How do you differentiate given y=(secx^3)sqrt(sin2x)?

May 16, 2018

$\frac{\mathrm{dy}}{\mathrm{dx}} = \sec {x}^{3} \left(\frac{\cos 2 x}{\sqrt{\sin 2 x}} + 3 {x}^{2} \tan {x}^{3} \sqrt{\sin 2 x}\right)$

Explanation:

We have $y = u v$ where $u$ and $v$ are both functions of $x$.

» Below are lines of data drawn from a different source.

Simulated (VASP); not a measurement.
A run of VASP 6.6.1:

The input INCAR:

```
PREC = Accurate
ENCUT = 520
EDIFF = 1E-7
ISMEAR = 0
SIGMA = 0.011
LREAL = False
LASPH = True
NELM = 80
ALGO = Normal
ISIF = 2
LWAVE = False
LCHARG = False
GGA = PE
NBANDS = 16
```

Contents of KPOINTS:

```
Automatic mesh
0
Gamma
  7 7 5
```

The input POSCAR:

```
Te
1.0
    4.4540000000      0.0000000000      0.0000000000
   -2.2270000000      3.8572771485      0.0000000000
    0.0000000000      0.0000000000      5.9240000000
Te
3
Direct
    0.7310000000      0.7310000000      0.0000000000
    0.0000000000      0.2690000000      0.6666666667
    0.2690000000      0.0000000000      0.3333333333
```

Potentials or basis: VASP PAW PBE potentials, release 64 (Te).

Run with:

$\frac{\mathrm{dy}}{\mathrm{dx}} = u v ' + v u '$

$u = \sec {x}^{3}$
$u ' = 3 {x}^{2} \sec {x}^{3} \tan {x}^{3}$

$v = {\left(\sin 2 x\right)}^{\frac{1}{2}}$
$v ' = {\left(\sin 2 x\right)}^{- \frac{1}{2}} / 2 \cdot \frac{d}{\mathrm{dx}} \left[\sin 2 x\right] = {\left(\sin 2 x\right)}^{- \frac{1}{2}} / 2 \cdot 2 \cos 2 x = \frac{\cos 2 x}{\sqrt{\sin 2 x}}$

$\frac{\mathrm{dy}}{\mathrm{dx}} = \frac{\sec {x}^{3} \cos 2 x}{\sqrt{\sin 2 x}} + 3 {x}^{2} \sec {x}^{3} \tan {x}^{3} \sqrt{\sin 2 x}$

$\frac{\mathrm{dy}}{\mathrm{dx}} = \sec {x}^{3} \left(\frac{\cos 2 x}{\sqrt{\sin 2 x}} + 3 {x}^{2} \tan {x}^{3} \sqrt{\sin 2 x}\right)$